I am about to tell you about a neat surprise from yesterday morning at church. . . but I’m being very careful not to reveal who I am talking about- which is also why I chose the out of focus photo you see above. (I knew that my less-than- assured skill with the camera would someday come in handy. If all of my photos had turned out perfectly, I would not have been able to use any of them for this entry.)
Here’s what happened: I sang a solo for church, and as I slipped to the back of the sanctuary via the side aisle, someone flagged me down and motioned for me to step outside with them. And that’s when this person told me that their elderly mother (who I’m sure is in their late 80’s or early 90’s) was going to be baptized right after the service – and this person wondered if I would be willing to stick around and sing “Amazing Grace” as part of the baptism. I sort of gulped with surprise, but then immediately said Yes. I was pleased and honored.
This person’s mother is just about the saintliest saint you can imagine. (And I mean it. If you look up “saint” in the dictionary, this woman’s picture is there.) But if I understand correctly, she grew up in a church where baptism was by immersion, and she was terrified of water. So she was not baptized when she otherwise would have been- and she wasn’t absolutely certain that a baptism ever took place later. It maybe did, but evidently there wasn’t any official record of it. And so this woman decided that it would give her some sort of comfort and assurance if she could be baptized, once and for all.
You need to understand that in my church the vast majority of baptisms are infant baptisms – typically done when a baby is maybe four, five or six months old. (In other churches, baptism is done later in life and only happens because the person being baptized has consciously chosen to do so as a statement of their own faith. In my tradition, the baptism is not about the faith of the person being baptized, but more about God’s free grace and the parents’ pledge to raise the child in the faith.) So in more than twenty years at Holy Communion, there are only 6 or 7 occasions I can remember when someone was old enough to know that they were being baptized. It just doesn’t happen very often at all. So the thought of someone in their late 80’s stepping up to that font and being baptized took my breath away. And I’m sure it was rather staggering for Pastor Jeff as well. But just like me, he gulped and then said Yes, Absolutely.

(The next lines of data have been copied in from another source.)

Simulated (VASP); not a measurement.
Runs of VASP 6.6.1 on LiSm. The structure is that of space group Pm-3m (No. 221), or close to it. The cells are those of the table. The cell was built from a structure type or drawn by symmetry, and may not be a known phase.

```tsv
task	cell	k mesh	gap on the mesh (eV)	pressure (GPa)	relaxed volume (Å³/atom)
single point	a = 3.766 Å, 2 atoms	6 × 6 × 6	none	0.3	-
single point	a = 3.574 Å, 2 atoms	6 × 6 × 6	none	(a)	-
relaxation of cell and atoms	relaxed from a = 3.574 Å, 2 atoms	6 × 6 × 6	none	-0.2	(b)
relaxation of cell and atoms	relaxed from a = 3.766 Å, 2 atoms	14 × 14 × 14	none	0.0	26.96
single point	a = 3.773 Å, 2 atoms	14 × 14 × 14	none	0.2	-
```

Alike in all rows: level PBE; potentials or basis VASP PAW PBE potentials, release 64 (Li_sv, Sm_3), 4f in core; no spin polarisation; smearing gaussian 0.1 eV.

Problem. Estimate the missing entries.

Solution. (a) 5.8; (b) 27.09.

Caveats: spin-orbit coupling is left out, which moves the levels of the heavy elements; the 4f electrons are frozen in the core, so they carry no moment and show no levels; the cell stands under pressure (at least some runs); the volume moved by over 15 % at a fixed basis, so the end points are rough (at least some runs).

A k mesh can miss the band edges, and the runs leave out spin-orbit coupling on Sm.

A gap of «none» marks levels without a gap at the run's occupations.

Not surprisingly, this person was a bit self-conscious about this, so it was important to do this as discreetly as possible- which meant trying to clear the sanctuary without coming right out and saying why you needed the lingering chit-chatters to move along. But once everyone was gone, we could go ahead with what turned out to be a beautiful, simple little service. . . with Pastor Jeff (as usual) setting just the right mood for it, and me singing “Amazing Grace” as a sort of special benediction. (And believe me, I sang that whole song staring at the piano keys- Had I looked anywhere near the family gathered around the font, I would have absolutely bawled.) But the most beautiful part of it was just watching this woman stand amidst her family, awaiting what I think was some sort of tangible reminder for her that God loves her. . . has always loved her. . .. and always will love her. It was not about the water sprinkled on her head- and not even about the actual words spoken – as much as it was about that love. I have no idea how much longer this woman will be with us, but I suspect that she will be living out whatever days remain to her with a greater sense of peace – and to have played even a sliver of a role in that was truly a privilege.